This code returns an error, but it works if I remove "arg" from line 4. What can I do to make n an argument and not get an error?
(
SynthDef("test",
{
arg n=8;
f=Mix.fill(n, {
arg index;
var freq, amp;
freq=440*((7/6)**index);
//freq.postln;
amp=(1-(index / n)) / (n*(n+1) / (2*n));
SinOsc.ar(freq,0,0.2*amp)
});
//f=SinOsc.ar(440,0,0.2);
Out.ar(0,f)
}).add;
)
SynthDefs always have fixed "wiring", so you cannot vary the number of SinOscs. That is a hard constraint which you cannot avoid.

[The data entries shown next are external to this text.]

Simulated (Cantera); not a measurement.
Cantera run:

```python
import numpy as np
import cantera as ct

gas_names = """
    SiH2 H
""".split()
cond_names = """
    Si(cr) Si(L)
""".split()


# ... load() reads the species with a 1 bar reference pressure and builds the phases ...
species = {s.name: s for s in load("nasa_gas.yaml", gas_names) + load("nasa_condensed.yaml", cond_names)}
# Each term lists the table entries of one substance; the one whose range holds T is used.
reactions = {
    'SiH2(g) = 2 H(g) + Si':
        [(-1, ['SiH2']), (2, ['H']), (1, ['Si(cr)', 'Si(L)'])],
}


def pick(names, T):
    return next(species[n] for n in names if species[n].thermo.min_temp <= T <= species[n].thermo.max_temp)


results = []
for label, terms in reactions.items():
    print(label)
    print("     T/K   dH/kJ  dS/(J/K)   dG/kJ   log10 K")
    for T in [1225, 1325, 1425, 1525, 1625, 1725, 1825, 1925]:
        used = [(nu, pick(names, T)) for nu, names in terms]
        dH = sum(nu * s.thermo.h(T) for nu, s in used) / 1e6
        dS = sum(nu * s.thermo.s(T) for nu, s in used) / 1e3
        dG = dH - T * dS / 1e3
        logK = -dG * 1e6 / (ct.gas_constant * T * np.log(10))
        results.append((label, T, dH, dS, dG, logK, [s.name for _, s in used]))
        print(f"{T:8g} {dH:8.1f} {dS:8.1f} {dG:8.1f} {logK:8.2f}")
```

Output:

What you can do is procedurally generate synthdefs for each cardinality:
(
(2..10).do{|num|
SynthDef("wiggler%".format(num), {|freq=440, amp=0.1|
var oscs;
oscs = Mix.fill(num, {|index|
SinOsc.ar(freq * index)
});
Out.ar(0, oscs * amp);
}).add;
}
)
x = Synth("wiggler2")
x.free
x = Synth("wiggler10")
x.free
In case you have a an upper bound for n (let's say n<=16), then you can create a continuous cutoff array with which you multiply the harmonics.
(
SynthDef("test",
{
arg n=8;
var cutoff = tanh( (1..16)-n-0.5 *100 ) * -1 / 2 + 0.5; // this
f=Mix.fill(16, { // run it through the upper bound
arg index;
var freq, amp;
freq=440*((7/6)**index);
//freq.postln;
amp=(1-(index / n)) / (n*(n+1) / (2*n));
cutoff[index] * SinOsc.ar(freq,0,0.2*amp) // multiply with cutoff
});
//f=SinOsc.ar(440,0,0.2);
Out.ar(0,f)
}).add;
)
The cutoff array has values 1 if index<n, and zeros after that. Lets say n=3, then cutoff==[1,1,1,0,0,0,...].